Analysis on Wasserstein space

8 minute read

Published:

In this blog post, we will focus on the some analysis on the space of probability measures as it is the main technical component arising in Mc-Kean Vlasov SDEs.

This blog post is mainly inspired from the Chapter $n°5$ of the excellent book of Carmona-Delarue : Probabilistic Theory of Mean Field Games with Applications I available at this link.

Table of contents

Some preliminaries on probability measures

In this section, we will consider by $(\mathcal{X},d)$ a metric space and we equi $\mathcal{X}$ with the Borel $\sigma$-algebra induced by the topology generated by $d$. We denote by $\mathcal{P}(\mathcal{X})$ for the set of probability measures on $\mathcal{X}$. We also denote by $\mathcal{C}{b}(\mathcal{X})$ the set of bounded real-valued functions on $\mathcal{X}$. We now define the notion of weak convergence for a sequence $(\mu_n){n \in \mathbb{N}^*} \in \mathcal{P}(\mathcal{X})$ towards $\mu \in \mathcal{P}(\mathcal{X})$.

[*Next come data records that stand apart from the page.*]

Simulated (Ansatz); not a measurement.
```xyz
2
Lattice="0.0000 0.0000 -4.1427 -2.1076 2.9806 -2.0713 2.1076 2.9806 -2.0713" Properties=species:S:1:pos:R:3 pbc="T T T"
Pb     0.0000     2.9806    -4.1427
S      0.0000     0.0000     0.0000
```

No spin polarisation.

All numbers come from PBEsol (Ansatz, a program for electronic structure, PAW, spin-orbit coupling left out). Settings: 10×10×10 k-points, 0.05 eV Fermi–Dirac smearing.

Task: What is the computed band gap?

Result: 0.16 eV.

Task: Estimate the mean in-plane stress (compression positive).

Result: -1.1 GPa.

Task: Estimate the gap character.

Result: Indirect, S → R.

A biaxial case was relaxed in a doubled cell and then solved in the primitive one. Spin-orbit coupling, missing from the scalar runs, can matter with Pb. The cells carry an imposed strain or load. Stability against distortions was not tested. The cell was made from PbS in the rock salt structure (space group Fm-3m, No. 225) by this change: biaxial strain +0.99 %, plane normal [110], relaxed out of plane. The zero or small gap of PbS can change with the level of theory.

Weak convergence of probability measures

Given a probability measure $\mu \in \mathcal{P}(\mathcal{X})$ and a sequence of probability measures $(\mu_n){n \in \mathbb{N}^*} \subset \mathcal{P}(\mathcal{X})$, we say that $(\mu_n){n \in \mathbb{N}^*}$ converges weakly to $\mu$ if

\(\begin{align} \underset{n \to \infty}{\lim} \int_{\mathcal{X}} f(x) d\mu_n(x) = \int_{\mathcal{X}} f(x) d \mu(x), \quad \forall f \in \mathcal{C}_b(\mathcal{X}). \end{align}\) We also provide a more probabilistic definition involving random variables. Given a sequence of $\mathcal{X}$-valued random variables $(X_n){n \in \mathbb{N}^*}$, we say that $(X_n){n \in \mathbb{N}^*}$ converges $\textbf{weakly}$ (or in $\textbf{distribution}$) to another $\mathcal{X}$-valued random variable $X$ if

\[\begin{align} \underset{n \to \infty}{\lim} \mathbb{E}[ f(X_n)] = \mathbb{E}[f(X)], \quad \forall f \in \mathcal{C}_b(\mathcal{X}). \end{align}\]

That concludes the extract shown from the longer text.